What all these innovators have to face is that about 50% of all mental skills can be accounted for by a common latent factor. This shows up again and again. For once psychology has found something which replicates!
The other hurdle is that nowadays there are very demanding legal requirements placed upon any test of intelligence. You have to have a proper representative sample of the nation, or nations, in which you wish to give the test. Nationally drawn up samples of 2000 to 2500 are required. Not only that, but you generally have to double sample minorities. You also have to show that the items are not biased against any group. This is difficult, because any large difference between the sexes or races is considered prima facie evidence of bias. Indeed, if there are pronounced, very specific differences between the mental abilities of the sexes or of racial groups, such findings have been discarded for the last 50 years, at least as far as intelligence testing is concerned.
The conceit of the new proposal is that rationality is a different mental attribute to problem solving in the broad sense. The argument is that IQ and results are poorly correlated (.20 to .35) in university students. To my eye, given the restriction of range (even at American universities which take in a broad range of intellects in the first year) this is not a bad finding. I say this because the authors do not yet have a rationality test. They seem to be correlating scores on a many-item IQ test with the scores on a few pass-fail rationality problems. This lumpiness in the rationality measure needs to be sorted out before we can say that the two concepts are independent.
In fact, when you read their 2009 paper it turns out that they did not give their subjects intelligence tests. They simply recorded what the students told them were their Scholastic Ability Test totals. I don’t wish to be too hard, since of course scholastic ability tests are largely determined by intelligence, but since the authors go on to talk about “what intelligence tests miss” I think they ought to say “what self-reported scholastic achievement tests score miss”. In fact, even that is wrong, because the word “miss” implies a fault in the original aim. So, what they should have called their later book is “some tasks don’t correlate very strongly with what university students self-report about their scholastic achievement tests scores”. As you will note, I am in favour of catchy titles.

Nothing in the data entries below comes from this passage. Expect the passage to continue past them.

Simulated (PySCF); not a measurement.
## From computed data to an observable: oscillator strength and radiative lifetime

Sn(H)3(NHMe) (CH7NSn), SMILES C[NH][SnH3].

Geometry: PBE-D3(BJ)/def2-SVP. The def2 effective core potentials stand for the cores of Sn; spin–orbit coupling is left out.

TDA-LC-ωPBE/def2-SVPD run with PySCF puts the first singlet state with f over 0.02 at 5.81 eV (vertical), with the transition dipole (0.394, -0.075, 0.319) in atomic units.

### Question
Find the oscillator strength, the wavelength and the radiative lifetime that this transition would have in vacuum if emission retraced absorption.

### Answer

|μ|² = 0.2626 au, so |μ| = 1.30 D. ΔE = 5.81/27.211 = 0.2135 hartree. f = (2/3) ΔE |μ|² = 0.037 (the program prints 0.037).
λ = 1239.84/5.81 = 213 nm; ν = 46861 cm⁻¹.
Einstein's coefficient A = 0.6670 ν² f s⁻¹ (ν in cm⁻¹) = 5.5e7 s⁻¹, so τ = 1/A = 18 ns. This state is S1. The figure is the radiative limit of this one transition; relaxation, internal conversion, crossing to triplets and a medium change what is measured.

That aside, the authors note that if the “rationality” task allows you to guide your choices by doing a calculation (deciding which of two trays of marbles has the highest probability of producing a black marble which gets a reward) then the correct choice is made by brighter students (SAT scores of 1174 versus 1137). This test provides only a pass/fail result, like so many of these “rationality” puzzles, so does not easily fit into psychometric analysis.
By now, dear readers, you will have worked out the main difference between intelligence test items and rationality puzzles. The former are worked upon again and again so that they are as straightforward and unambiguous as possible. If a putative intelligence item is misleading in any way it gets dropped. Misleading items introduce error variance and obscure the underlying results. Also, if particular groups are more likely to be mislead, then their lawyers can argue that the item is unfair to them. All those contested items do not make it to the final published test.
Rationality puzzles, on the other hand, can be as tricky as possible. They are not “upon oath”. If a particular symbol or word misleads, so much the better. If the construction draws the reader down the wrong path, or sets up an incorrect focus of attention, that is all part of the fun. Gigerenzer did some of the best work on this. He looked at the base rate problem beloved of previous investigators, and at all the difficulties caused by percentages with decimal points and all the rest of it, and then proposed a solution (this is unusual for psychologists). He tested his proposed solution (which was to show the problem in terms of natural frequencies, usually on a base of 1000 persons) and found that it got rid of virtually all of the “irrationality” problem. Much of the “irrationality” effect is due to the problem form not being unpackaged properly. This is not a trivial matter, but it is not an insuperable one. For example, consider the question which Stanovich and West give as an example of irrationality.
A bat and a ball cost $1.10 in total. The bat costs $1 more than the ball. How much does the ball cost?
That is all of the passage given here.